Res Gestae

Ammianus Marcellinus

Ammianus Marcellinus. Ammianus Marcellinus, with an English translation, Vols. I-III. Rolfe, John C., translator. Cambridge, MA; London: Harvard University Press; W. Heinemann, 1935-1940 (printing).

When this was known after the return of the tribunes, the emperor, exulting in the accomplishment without any toil of a task which he thought insuperable, admitted them all, being inflamed with the desire for greater gain, which his crew of flatterers increased by constantly dinning it into his ears that now that foreign troubles were quieted, and peace made everywhere, he would gain more child-producing subjects and be able to muster a strong force of recruits; for the provincials are glad to contribute gold to save their bodies,[*](I.e. they would rather contribute money than personal service or recruits.) a hope which has more than once proved disastrous to the Roman state.[*](It was in fact this hope that led the Romans to allow the Goths to cross the Danube, and thus brought on the defeat at Adrianople in 378; see xxxi., 4, 4, pro militari supplemento quod provinciatim annuum pendebatur, thesaurisaccederet auri cumulus magnus. )

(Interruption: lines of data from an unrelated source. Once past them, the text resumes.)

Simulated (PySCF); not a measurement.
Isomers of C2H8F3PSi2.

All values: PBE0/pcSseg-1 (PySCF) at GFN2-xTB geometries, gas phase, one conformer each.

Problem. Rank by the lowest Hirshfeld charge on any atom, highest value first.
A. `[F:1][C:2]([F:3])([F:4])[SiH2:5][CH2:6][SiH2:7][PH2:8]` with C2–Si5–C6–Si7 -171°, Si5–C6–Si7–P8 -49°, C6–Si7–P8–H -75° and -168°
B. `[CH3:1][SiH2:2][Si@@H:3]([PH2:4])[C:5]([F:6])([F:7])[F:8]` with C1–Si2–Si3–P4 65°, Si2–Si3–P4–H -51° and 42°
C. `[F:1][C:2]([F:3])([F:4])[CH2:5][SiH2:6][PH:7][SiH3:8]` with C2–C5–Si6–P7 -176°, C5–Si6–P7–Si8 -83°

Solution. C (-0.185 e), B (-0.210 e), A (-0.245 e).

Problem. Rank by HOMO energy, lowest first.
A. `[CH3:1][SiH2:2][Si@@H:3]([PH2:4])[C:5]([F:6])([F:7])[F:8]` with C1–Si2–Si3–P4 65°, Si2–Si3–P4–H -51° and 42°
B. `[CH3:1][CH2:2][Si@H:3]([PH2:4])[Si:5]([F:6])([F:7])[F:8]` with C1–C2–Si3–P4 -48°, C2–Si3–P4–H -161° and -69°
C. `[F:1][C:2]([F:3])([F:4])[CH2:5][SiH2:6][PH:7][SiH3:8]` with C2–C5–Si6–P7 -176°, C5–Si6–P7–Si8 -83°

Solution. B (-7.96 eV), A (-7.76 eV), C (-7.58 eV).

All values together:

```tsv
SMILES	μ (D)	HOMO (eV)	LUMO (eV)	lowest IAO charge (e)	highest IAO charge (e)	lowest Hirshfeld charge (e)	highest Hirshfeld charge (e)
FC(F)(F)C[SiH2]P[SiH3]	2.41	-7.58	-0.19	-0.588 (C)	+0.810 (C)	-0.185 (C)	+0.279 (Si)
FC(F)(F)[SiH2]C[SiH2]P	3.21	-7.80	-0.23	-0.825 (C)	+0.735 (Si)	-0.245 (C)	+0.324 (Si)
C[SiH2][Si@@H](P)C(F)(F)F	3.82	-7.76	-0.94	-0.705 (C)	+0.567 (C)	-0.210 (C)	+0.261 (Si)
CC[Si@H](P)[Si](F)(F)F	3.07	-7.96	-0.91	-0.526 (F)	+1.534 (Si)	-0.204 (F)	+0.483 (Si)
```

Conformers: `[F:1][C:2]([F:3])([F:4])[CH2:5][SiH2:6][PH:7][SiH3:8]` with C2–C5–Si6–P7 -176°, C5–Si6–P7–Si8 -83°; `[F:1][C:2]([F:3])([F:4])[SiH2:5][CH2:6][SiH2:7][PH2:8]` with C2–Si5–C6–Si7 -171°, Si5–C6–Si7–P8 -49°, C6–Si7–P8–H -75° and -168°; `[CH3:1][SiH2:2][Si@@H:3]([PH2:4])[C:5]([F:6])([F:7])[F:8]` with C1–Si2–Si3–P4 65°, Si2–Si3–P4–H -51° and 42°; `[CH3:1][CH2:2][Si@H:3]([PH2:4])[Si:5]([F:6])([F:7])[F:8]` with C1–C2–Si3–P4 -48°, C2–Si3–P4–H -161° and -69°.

Accordingly, having placed a rampart near Acimincum[*](A city of Pannonia.) and erected a high mound in the manner of a tribunal, ships carrying some light-armed legionaries were ordered to patrol the channel of the river near the banks, with one Innocentius, a field-measurer, who had recommended the plan, in order that, if they should see the savages beginning disorder, they might attack them in the rear, when their attention was turned elsewhere.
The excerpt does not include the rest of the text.